Intimidation Between the Minutes

YouTube video of March 7, 2010 drama

"He advanced on me yelling and shaking his finger during a meeting I was chairing. I thought he was going to hit me." --Sasha Futran

by Daniel Borgström

Board meetings can be dull, but not the one held on March 7, 2010. Sasha Futran was chairing, and Conn "Ringo" Hallinan spoke out of turn, interrupting Tracy Rosenberg. Sasha called him to order, and he bellowed back "YOU are out of order!"

Conn Hallinan had been board chair till last fall, when his faction, the CL'ers ("Concerned Listeners", now "
Save KPFA") narrowly lost their majority in the KPFA election. They were unhappy about that, and, despite being the minority, were agitating to reclaim some or perhaps even all the officer positions of the board, an agenda which might enable them to reassert their control of the station and continue their opaque, top-down style of management that has gotten KPFA into financial jeopardy. As always, the CL'ers were in lock step, taking turns presenting their case, some being nice and some nasty. A good-cop-bad-cop sort of thing. It began to look as if this had been planned out, with Conn assigned to the nasty-guy role.

The outburst was brief and discussion returned to a calmer manner. But the subject had not changed, the CL'ers continuing to take up meeting time pushing their agenda. After two or three CL'ers spoke, Sureya Sayadi defended her side, the ICR ("Independents for Community Radio"), who are the new majority on this board.

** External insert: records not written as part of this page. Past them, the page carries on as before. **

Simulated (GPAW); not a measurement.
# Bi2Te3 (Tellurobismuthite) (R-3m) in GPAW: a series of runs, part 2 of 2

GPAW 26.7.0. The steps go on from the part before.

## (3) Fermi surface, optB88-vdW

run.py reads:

"This sounds like bullying to me," she said, referring to the CL'ers' agenda. There'd been an election, she reminded them, and saw no reason to hand the board offices back over to the CL'ers. "You guys were controlling finances--" and she was interrupted by Conn Hallinan, his second outburst that day.

"Call the fucking member to order!" Conn shouted into the mike.

"Conn! Conn!" said Sasha. "I'm going to call YOU to order. Okay?"

"You can TRY!" Conn yelled back at Sasha, going on to accuse Sureya of abusive, personal insults.

"What was personal about that?' Sasha asked, and, not getting a satisfactory answer, repeated her question. "WHAT was personal about that?"

Conn left his seat at the far end of the table and advanced pugilistically towards the chair, pointing his finger at her and shouting as he approached.

"Sit! Sit! Sit!" Sasha ordered. In her other life she's a dog trainer, and at this moment she looked to be on automatic pilot. "Do I need to use positive reinforcement dog training on you? Sit!"

Conn did not sit. He continued his menacing advance, his voice resounding off the walls and filling the room with apprehension. Finally, with only a narrow table between them, Conn halted and stood there shouting at Sasha, point blank. Sureya had engaged in a personal attack, he boomed out, waving his finger.

"That was NOT personal!" Sasha told him, but Conn kept yelling. "Who did [Sureya] name?" Sasha demanded to know.

Watching from the back of the room, I sat there stunned, feeling I should do something. Maybe the rest were as immobilized as I was. The scene might have lasted thirty seconds, but time slows down at critical moments. After an eternity, someone in the audience had the presence of mind to call out, "Conn, you're
being videotaped!" I think it was Richard Phelps.

"WHO did she name?" Sasha repeated her question to Conn.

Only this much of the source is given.